Late starters Simon Dyson and Trevor Fisher Junior claimed the first-round lead of the European Tour/Sunshine Tour co-sanctioned Tshwane Open at the Els Club Copperleaf on Thursday after a weather-curtailed opening round.
Dyson, teeing off at midday in match 29 of 39 to go off the first tee, staged a spectacular finish to his round as he collected four successive birdies to post a seven-under-par 65.
Fisher Junior teed off 50 minutes later and his round was suspended by a large storm that arrived at Copperleaf at 5.30pm, but the South African had already moved to seven-under-par through 16 holes by then.
Both Fisher Junior and Englishman Dyson played bogey-free rounds.
Earlier in the day, South Africans Jared Harvey and Erik van Rooyen, and Englishman Ross Fisher had claimed a share of the early lead with 66s, before being overtaken by Dyson and Fisher Junior.
South Africans Darren Fichardt, through 17 holes, and Danie van Tonder were also on six-under-par when play was called off for the day.
South African Open champion Morten Orum Madsen was in a six-man group on five-under-par, having eagled the par-four seventh hole and then picking up a second eagle on the par-five 15th when he hit his approach shot stone-dead. The Dane was about to hit his second shot on the 18th hole when play was suspended.
Dyson, a six-time European Tour winner, credited his fine round to his ability to recover from lost causes.
“It was a really nice finish, set up by three really good up-and-downs on the three previous holes. On 15 and 16 I also managed to get up-and-down from near the green for birdies and it’s my lowest round for a few years,” Dyson said.
The 36-year-old is also on the comeback trail after a European Tour disciplinary hearing ruled in December that he had been guilty of a deliberate but un-premeditated breach of the rules when he was disqualified from the BMW Masters in Shanghai in October for illegally tapping down a spike mark before he putted. He was fined £30,000 and given a two-month suspended ban, but he admitted there were times when he feared his professional golfing career was dead.

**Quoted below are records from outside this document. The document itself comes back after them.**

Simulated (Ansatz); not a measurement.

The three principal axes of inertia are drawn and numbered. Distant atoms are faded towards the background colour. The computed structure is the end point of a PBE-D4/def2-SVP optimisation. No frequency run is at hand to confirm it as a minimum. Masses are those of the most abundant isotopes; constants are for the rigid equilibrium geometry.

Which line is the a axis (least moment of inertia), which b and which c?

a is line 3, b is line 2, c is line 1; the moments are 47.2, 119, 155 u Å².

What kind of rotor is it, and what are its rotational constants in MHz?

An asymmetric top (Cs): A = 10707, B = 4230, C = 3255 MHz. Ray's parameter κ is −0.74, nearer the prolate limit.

“Today’s round definitely shows I’m in a good state of mind. The controversy gave me my love of the game back, there was a chance it was going to be taken away from me. It made me knuckle down and really enjoy the game again, which isn’t bad in my 14th year on tour,” Dyson said.
Young Van Rooyen, who turned pro last year after playing American college golf for the University of Minnesota, led the qualifiers into the tournament with a 66, and he repeated that score on Thursday, although he admitted the strain of pre-qualifying for every tournament was taking its toll.
“The qualifiers are tough, it’s like a sprint because you only have one round. And then the actual tournament is like a marathon straight afterwards. You’re so happy and pumped that you’ve qualified, but then you have to re-set so you don’t lose focus on the first day. I am getting tired, I won’t lie, it’s quite a lot of pressure and a lot of golf,” Van Rooyen said.
But winning a co-sanctioned event changes lives and Van Rooyen is in line to not have to worry about qualifying any more.
Ross Fisher, number 82 in the world and the second-highest ranked golfer in the field, is lurking dangerously just one shot back and, ominously, says he feels quite comfortable playing in South Africa.
“My game feels in good shape and I don’t know what it is, I just enjoy playing down here and I seem to play quite well. The long game still feels like it’s there and if I can hole a few more putts then I think there will be some really low scores from me,” the 2010 Ryder Cup player said.
George Coetzee, the highest-ranked golfer in the field in 53rd place, is in a tie for 36th after shooting a 70, while defending champion Dawie van der Walt is in trouble on five-over-par through 15 holes.